HACKER Q&A
📣 systemaccount

Paper capital contributions as YC SAFE that converts to common stock?


I am slowly ramping up on the options my co-founder and I have to make capital contributions to our bootstrapped C Corp. When we incorporated we each purchased 40% of the available common stock and set aside 10% for early staff leaving 10% available. My proposed strategy is to track all founder capital contributions as SAFEs that will convert to equity issued from the remaining 10% common stock in Series A. All other stock (ESOP or VC) will be sold as preferred stock. Is this a sound strategy? If not, how would you adjust it for a founder team that would prefer not to track capital contributions as debt?


  👤 hdmoore Accepted Answer ✓
Tracking capital contributions as debt is the best choice (after incorporation). Pay yourself back 6% non-compounding interest and make things easy. Don't buy your own equity just to cover short-term expenses. Reach out (email in profile) if you would like to see a template.

Alternatively, refile your articles and stock purchase agreement and tie that capital to the stock purchase or initial contribution. I would still recommend founder loans instead. If you use a SAFE or other convertible debt on amazing terms, future investors may ask for the same terms.

Edit: I financed my startup (https://rumble.run) that way and paid myself back a month ago. Painless all around.


👤 dcaisen
Not sure if it's the optimal approach, but this is pretty much exactly what we did. At the onset of the company, I made a capital contribution (beyond the small purchase amount of our founder stock) using a standard YC SAFE with no valuation cap/discount (with an MFN clause). When we later raised a friends and family round, we did so via a SAFE as well, this time with a valuation cap, and I swapped my initial SAFE for the F&F SAFE, and we basically just considered it part of that round.

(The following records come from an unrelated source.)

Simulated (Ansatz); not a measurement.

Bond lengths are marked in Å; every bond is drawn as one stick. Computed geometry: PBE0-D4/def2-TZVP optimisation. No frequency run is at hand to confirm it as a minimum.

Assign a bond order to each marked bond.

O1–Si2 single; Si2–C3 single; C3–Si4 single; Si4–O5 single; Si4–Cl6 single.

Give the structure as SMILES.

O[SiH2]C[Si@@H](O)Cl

The second part of your plan is unclear to me. When you issue employees options, those will generally be options to buy common stock, not preferred. And if and when you raise a priced VC round for preferred shares, all of your SAFEs will then convert to preferred shares.


👤 arcticbull
Could each of you just agree to contribute roughly the same quantity of capital and keep the cap table as 40-40-10? Or find some other way of balancing it out that doesn't involve the lawyers? That would save you both a lot of headache and paperwork.

👤 dustingetz
how much money are we talking about and how much time since incorporation? and what will the money be used for?